Bureaucracy in Japan is often past the point of foolishness - it is senseless & harmful.
Obedient bureaucrats are convinced if properly filling-in every box and recording each detail, they're doing a good job. But that process wastes huge amounts of time & energy with often no gain, and easily interferes with more important goals. The stubborn administrator looks at his or her small patch of "responsibility" and calmly watches society burn.
My lamented mentor, the late Prof. Hideo Sato (佐藤英夫
先生), often criticized Japan's bureaucracy in very negative ways. I'd believed then he overstated the problem. But now I wholly agree - and it's perhaps even worse these days as administrative systems are more rigid & ossified, and auditing more necessary.
Bureaucrats themselves are often nice people in a foolish situation, where a single largely irrelevant data point takes precedence over everything - no progress till corrected. There's no proportionality. Incompetence to a bureaucrat is "failure to collect all the paperwork"... When temporarily overruled so operations continue, the bureaucrat can be a distracting, haunting presence -- until page 7 question 66:d is properly dealt with. People should be better employed.
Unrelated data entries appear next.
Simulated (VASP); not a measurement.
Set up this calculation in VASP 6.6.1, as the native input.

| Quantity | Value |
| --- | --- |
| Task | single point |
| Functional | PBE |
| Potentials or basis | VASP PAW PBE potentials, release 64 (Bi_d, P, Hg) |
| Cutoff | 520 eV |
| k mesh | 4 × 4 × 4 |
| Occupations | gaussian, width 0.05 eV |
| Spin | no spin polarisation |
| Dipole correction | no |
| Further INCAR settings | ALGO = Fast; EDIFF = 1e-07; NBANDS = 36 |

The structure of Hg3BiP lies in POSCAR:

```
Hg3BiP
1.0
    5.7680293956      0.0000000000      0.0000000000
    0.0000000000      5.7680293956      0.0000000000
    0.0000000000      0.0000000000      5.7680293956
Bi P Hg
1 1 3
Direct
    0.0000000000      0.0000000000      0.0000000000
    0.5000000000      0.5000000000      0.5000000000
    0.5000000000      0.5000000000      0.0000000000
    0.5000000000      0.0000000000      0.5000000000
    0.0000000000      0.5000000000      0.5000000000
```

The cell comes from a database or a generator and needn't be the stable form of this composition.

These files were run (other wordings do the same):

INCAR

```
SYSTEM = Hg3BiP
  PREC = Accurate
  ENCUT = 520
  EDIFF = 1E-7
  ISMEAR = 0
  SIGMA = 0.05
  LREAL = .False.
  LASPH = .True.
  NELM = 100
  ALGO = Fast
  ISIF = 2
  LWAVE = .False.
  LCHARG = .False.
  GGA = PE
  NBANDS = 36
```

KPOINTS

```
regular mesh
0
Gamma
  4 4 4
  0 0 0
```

There are many ways to lampoon the bureaucrats, but it's better to warn policymakers of major potential problems with program implementation when fuck-headed idiots become the nation's guardians & gatekeepers.
(Personally I've not had any real problems, just foolishly wasted time. But the total of such foolishness must be multiplied by the 130 million Japanese sheeple = serious waste. Japan's bureaucracy is a parasite feeding off productivity & progress).